"Darling, where are you?" may sound a bit catchy but it describes well what acoustic scene classification is about. When interacting with mobile devices we expect relevant information to be presented with a minimum of input effort. What is relevant depends on the context in which we are acting. If we are requesting a route information while sitting at a bus stop we most probably are looking for directions for travel via a bus, while at a railway station we most probably are looking for a train connection. One possibility for a device to identify the context is via geolocation information. But this information may not be available inside buildings. An alternative approach is the analysis of ambient sound.
This project demonstrates how a convoluted neural network can be used for acoustic scene classification.
Recordings made available as part of the DCASE (Detection and Classification o Acoustic Scenes and Events) 2019 challenge are used as input data. These comprise 14400 audio files recorded in 10 settings in 10 different cities.
The recordings are converted to log-frequency short time power spectrograms.
Two different augmentation methods were used. While time warping proved benefical random masking of frequency bands showed a negative effect.
After applying a hyperparameter optimization settings where identified with an accuracy of 69.7 % for the validation data set.
Hence acoustic scene classification seems to be a feasible approach for providing context dependent information.
The main files to look at are the Jupyter notebook acoustic_scene_classification.ipynb and the blog in blog/index.html.
- acoustic_scene_classification.ipynb - Jupyter notebook
- acoustic_scene_classification.html - HTML export of the Jupyter notebook
- blog/index.html - an overview article
- data/download.sh - a script to download the raw data used
- convert.py - Python script to create log-frequency power spectrograms
- split.py - Python script to split the data into training, validation and test
- train.py - Python script to train the neural network
- predict.py - Python script to make predicitions base on the network
It is assumed that you are running in a Anaconda environment with the packages mentioned in the "Software used" chapter installed and are using a Posix operating system, e.g. Debian Buster.
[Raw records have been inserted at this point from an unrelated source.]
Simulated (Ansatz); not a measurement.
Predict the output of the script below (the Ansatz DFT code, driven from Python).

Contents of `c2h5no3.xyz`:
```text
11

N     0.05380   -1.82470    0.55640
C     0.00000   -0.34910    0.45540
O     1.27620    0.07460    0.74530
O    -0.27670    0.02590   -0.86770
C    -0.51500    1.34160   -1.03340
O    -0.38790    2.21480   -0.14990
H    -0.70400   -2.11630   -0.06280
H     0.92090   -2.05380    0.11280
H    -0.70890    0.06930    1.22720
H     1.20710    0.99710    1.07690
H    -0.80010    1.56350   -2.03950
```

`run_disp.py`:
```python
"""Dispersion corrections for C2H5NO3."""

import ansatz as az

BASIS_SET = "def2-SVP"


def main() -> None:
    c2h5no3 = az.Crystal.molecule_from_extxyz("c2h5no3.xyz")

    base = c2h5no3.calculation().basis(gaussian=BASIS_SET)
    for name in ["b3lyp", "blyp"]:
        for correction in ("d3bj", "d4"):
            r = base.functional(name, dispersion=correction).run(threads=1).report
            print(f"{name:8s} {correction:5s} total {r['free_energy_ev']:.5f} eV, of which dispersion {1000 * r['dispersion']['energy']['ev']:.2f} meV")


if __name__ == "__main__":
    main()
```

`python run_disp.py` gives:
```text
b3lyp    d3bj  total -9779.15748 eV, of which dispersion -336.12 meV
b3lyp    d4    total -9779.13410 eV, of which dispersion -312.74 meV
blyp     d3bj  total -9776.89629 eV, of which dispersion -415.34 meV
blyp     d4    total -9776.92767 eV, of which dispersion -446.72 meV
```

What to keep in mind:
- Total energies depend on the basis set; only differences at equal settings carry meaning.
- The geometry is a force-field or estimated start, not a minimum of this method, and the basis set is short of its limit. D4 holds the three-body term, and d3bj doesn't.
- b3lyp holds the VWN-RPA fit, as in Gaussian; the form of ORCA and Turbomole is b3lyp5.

You will need at least 85 GiB free disk space for the data. Check it with
df .
You will need at least 6 GiB video memory. Check it with
nvidia-smi
Download the raw data (34 GiB) and extract the zip files
cd data/ && ./download.sh && cd ..
Convert the data to spectrograms
mkdir -p data/spectrograms/
python convert.py data/TAU-urban-acoustic-scenes-2019-development/audio/ \
data/spectrograms/
Split the data into training, validation, and test sub-sets
mkdir -p data/splitted/
python split.py data/spectrograms/ data/splitted/
Now all prerequites are set up and you can run the Juypter notebook
jupyter notebook
Train the neural network. This will take several hours.
python train.py --epochs 64 data/splitted
Or use the checkpoint created by running the Jupyter notebook.
After the network is trained a checkpoint file 'checkpoint.pt' is saved. This file is needed as prediction. By default the file is saved in the current directory.
The console outputs shows the training progress.
To show all available parameters of train.py you can use
python train.py --help
The checkpoint can now be used to make predictions by applying the trained model to a spectrogram:
python predict.py data/spectrograms/bus/milan/1115-42136-a.png checkpoint.pt
The console output shows the propabilities of the top five categories.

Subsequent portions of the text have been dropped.